In 1976 Mr. McNamara, a professor of performance studies at New York University, was asked by the Shubert Foundation to take charge of the mountain of theatre-related documents it owned. Shortly after, the Shubert Archive was formed. At that point, Shubert records were scattered in several locations. There were some six million artifacts in all, including business documents, leases, scripts, musical scores, set and costume designs and photographs. As the history of the producing and theatre-owning Shubert Brothers, and their administrative heirs, stretched back to the very dawn of Broadway theatre, the materials documented every era of the modern theatre district's history.

Mr. McNamara drafted archivist Brigitte Kueppers and four score graduate student interns to sort and catalog the collected items. The process of organizating the collection took 11 years. The archive was eventually housed in the Lyceum Theatre on West 45th Street, where it still sits. It was opened to scholars and researchers in 1986, and Mr. McNamara continued as its director until his retirement in 1999.

Brooks McNamara began teaching at NYU's Graduate Drama Department in 1968, and was instrumental in its transformation into the Performance Studies Department, which officially was started in 1980. After retiring in 1996, McNamara remained Professor Emeritus of Performance Studies and Director Emeritus of the Shubert Archive. He died in May 2009.

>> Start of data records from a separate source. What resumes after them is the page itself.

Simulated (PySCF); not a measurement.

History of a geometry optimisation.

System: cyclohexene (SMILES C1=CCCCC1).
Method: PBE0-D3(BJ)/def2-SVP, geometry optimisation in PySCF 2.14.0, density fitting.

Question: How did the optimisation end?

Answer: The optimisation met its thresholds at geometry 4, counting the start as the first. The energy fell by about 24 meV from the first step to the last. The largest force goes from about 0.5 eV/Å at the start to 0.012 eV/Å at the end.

His many books include "Gower Champion Dance and the American Musical Theatre," "Edwin Booth's Legacy: Treasures From The Hampden-Booth Theatre Collection At The Players," "American Popular Entertainments: Jokes, Monologues, Bits, and Sketches. [1st Ed.] New York" and "Step Right Up."

In addition to his wife, Nan, whom he met in college and married in 1962, he is survived by a daughter, Jane McNamara, of Queens; a son, Whitney, of Brooklyn; and four grandchildren.